16 May, 2008

What free-marketeers say vs. what others say they say

I've read several times lately that free-marketeers essentially argue that the mechanisms of the market always pick the best price, which is why the government shouldn't interfere. The author then goes on to remind the reader of how the housing market (recently) and the stock market (2000, 1986, 1928) have been grotesquely overvalued, resulting in a financial crisis of sorts that required government correction.

A typical example of this is George Soros, who famously mis-predicted two economic crises and now claims the current troubles are a financial crisis of immense proportions. Here's a direct quote from a recent NPR interview:

The idea was that regulators always make mistakes, state interference in the markets just messes things up... Instead of markets always being right, they're actually always groping at trying to find out what the facts are. But they never get it right.
The problem with this argument is that it's a straw man. Not one free-marketeer I've ever read says that markets are always right. Not one argues that regulators are always wrong. Not even Libertarians argue this point.

I'd like to emphasize that what follows is not my personal belief; it is my understanding of what free-marketeers believe. I personally believe that some measure of government regulation is necessary to mitigate the worst catastrophes and crises.

Free-marketeers readily acknowledge that markets can fall prey to misinformation and overvalue the latest, greatest new thing. What they argue, instead, are two things:

(1) When a market is overvalued, it invariably corrects itself. This correction can take the form of a slowdown, a recession, a depression, or even a financial crisis, but in the long run the correction works, and a free market eventually makes everyone richer.

The key phrase here is, "in the long run." How long is the long run? Good question. It depends. "The long run" can take an awfully long time (decades) or not so long at all (months).

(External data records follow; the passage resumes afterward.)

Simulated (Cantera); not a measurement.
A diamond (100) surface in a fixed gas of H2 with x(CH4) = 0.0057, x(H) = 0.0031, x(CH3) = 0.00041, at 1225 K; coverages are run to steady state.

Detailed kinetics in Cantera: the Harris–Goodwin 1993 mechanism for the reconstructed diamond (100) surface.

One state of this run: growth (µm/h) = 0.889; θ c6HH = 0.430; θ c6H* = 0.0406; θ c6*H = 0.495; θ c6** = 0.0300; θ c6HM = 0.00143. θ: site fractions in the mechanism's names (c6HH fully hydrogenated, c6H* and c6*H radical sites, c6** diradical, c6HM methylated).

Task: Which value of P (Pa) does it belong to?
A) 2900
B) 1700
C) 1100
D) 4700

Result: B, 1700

I can't be completely wrong when I describe this as their argument. John Maynard Keynes, the quintessential advocate of government intervention ("prime the pump"), criticized this point of view with the economic sound-bite of the 20th century: The only thing I know about the long run is that we are all dead.

See also this page, where Adam Smith (the quintessential free-marketeer) is described as saying that a free market corrects itself.

(2) In spite of the occasional crises that occur in free markets, their freedom allows the collective operations of individuals acting in their self-interest to move forward and react according to the information they know best about their needs and abilities. Note the careful choice of words: self-interest≠greed. Adam Smith speaks of self-love, which need not be evil. A certain amount of self-love is necessary: I have to feed myself, after all.

In highly regulated markets, small groups of people control the economy. They don't have the information available to everyone about their needs. This lack of information can lead to catastrophic consequences, but placing control of the economy in the hands of a smaller group of people worsens the mistakes. This is why the long-term trend of every highly-regulated economy in history has been at best mediocrity and at worst shared catastrophe. Examples include the hyper-centralized socialist republics like the Soviet Union (where, my wife tells me, computer science was considered by the central committees unworthy of university study), Maoist China, Cuba, Zimbabwe today, and so forth. In such states, everyone in the State's good graces is taken care of, and everyone not in the State's good graces is sent to re-education camps. However, everyone honest remains poor, regardless of whether they remain in the State's good graces.

I'll admit that there could be some people who really do believe that nonsense. I doubt, however, that they have much education in economics. I took several courses and I learned at least that much, and I don't know of any among the pantheon of free-marketeers that I've ever read.